I’m not a cat person.  I’ve had hamsters, ducks, rabbits, geckos and other reptiles, parrots, and several dogs, but I’ve never had a cat as a pet.  Oh, I’ve known some delightful cats who managed to combine elegance and aloofness with winning moments of affection.   I’ve also known some CFH (cats from hell).  One in particular terrorized me in my first post-college apartment.  The furball in question was my roommate’s and we shared a small place in a questionable block on the upper, upper west side of Manhattan.  It was the kind of block that, back in the day, you were scared to walk through alone at night, especially if you were young and female.  And yet, I felt safer among the drug dealers and pimps who owned the neighborhood than in my apartment with the homicidal cat.  My roommate, who loved the beast, thought her kitty was adorable—even when he flew at you with claws fully extended and spittle flying from his open mouth (seriously, he was possessed by Satan).  Happily, our association ended without harm to animal or human, but it could have gone badly for both.  After that episode, I considered pot-bellied pigs, skunks, spider monkeys and miniature horses as pets (actually, I considered them for my husband who is crazy about animals) but never a cat.

So, yeah, I’m not a cat person.  And yet, I love pictures of cats doing silly, stupid, adorable things.  I’m the audience for all those websites that show cats with Post-it notes on them or dangling from chandeliers or typing away at a computer keyboard.  ‘Cause, really, who can resist cute kitties and how much better is it when you don’t have to vacuum cat hair off all your clothes and furnishings to get your feline fix.

Because it’s Thanksgiving tomorrow and any of you reading this blog are preoccupied with thoughts of stuffing and how to avoid great-aunt Greta at dinner, instead of e-book pricing and effective query letters, I thought I’d treat you to this site, where every time you hit the 100-word mark you are rewarded with a picture of a pretty puss.

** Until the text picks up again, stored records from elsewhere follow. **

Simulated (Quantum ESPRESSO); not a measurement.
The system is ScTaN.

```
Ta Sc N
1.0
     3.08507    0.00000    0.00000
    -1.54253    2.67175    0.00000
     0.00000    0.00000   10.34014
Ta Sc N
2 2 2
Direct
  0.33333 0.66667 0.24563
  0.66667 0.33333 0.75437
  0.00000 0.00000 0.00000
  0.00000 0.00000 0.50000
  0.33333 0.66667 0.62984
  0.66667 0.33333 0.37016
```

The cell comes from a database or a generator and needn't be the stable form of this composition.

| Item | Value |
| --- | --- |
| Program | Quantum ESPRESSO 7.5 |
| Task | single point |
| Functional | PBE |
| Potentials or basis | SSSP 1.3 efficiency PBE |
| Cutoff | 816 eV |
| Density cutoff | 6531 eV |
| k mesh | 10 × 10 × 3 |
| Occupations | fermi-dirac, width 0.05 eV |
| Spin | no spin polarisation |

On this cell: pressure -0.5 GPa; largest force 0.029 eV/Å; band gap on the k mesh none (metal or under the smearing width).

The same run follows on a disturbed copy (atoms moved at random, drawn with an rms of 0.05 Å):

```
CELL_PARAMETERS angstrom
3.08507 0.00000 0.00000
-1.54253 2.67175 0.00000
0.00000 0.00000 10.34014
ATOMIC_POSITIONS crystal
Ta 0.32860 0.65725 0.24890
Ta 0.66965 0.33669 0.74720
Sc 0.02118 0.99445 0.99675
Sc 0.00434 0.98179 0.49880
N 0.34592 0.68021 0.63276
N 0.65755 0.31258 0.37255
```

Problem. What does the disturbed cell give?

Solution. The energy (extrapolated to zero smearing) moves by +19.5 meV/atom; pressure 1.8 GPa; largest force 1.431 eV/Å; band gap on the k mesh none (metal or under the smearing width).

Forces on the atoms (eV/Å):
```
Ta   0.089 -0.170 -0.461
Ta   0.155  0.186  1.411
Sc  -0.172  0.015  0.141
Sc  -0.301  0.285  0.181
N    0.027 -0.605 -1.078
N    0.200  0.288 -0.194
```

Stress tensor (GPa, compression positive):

Enjoy!  And happy Thanksgiving to all!

4 Responses to Meowsings

  1. Joelle says:

    I kept hoping this post was going to end with, “But now I’ve seen the light and have adopted a wonderful cat!” I don’t even know how anyone can read without a cat in their lap. :-) But alas, I know cats are not for everyone. My best friend, the writer Eileen Cook, can’t imagine reading without a dog in her lap, which to me would be well…I won’t say utter horror, but totally unthinkable. So you’re not a cat person, that’s good too because, as my husband would say, “More for me!”

    Happy Thanksgiving. I’m very grateful to be one of the clients of this agency. Thanks for having me!

  2. I know a couple of people who could use that site.

    I wasn’t a cat person either until my best friend got some, and then eventually I got one. I’m still more of a dog person at heart, but I’ve warned to them considerably. The problem with cats and writing, though, is that when they want attention, they will not hesitate to meow or jump onto your lap or keyboard and stand in front of your monitor, etc. And they will be totally nonchalant about it, as if they couldn’t fathom why you would mind.

  3. Joelle says:

    Right after I read this post, I was looking at my husband’s latest flickr galleries(he’s a photographer) and he had so many animal pics that I suggested he do a collection of them in one place so he did. He calls it The Ark. Here it is. http://www.flickr.com/photos/21965819@N04/sets/72157628120933117/show/ He’s what you call a street photographer, and now he’s applying it to his animal pics. Definitely more artsy than hilarious (although some are funny). Happy Thanksgiving!

  4. Andrea says:

    Someone once said (I can´t remember who, I think it was a writer): The ancient Egyptians worshipped cats as gods. Cats have not forgotten this. :-)

    I love cats… Their independence, their arrogance, it´s so funny. And a lot of them are master manipulators. I love it when animals outsmart humans.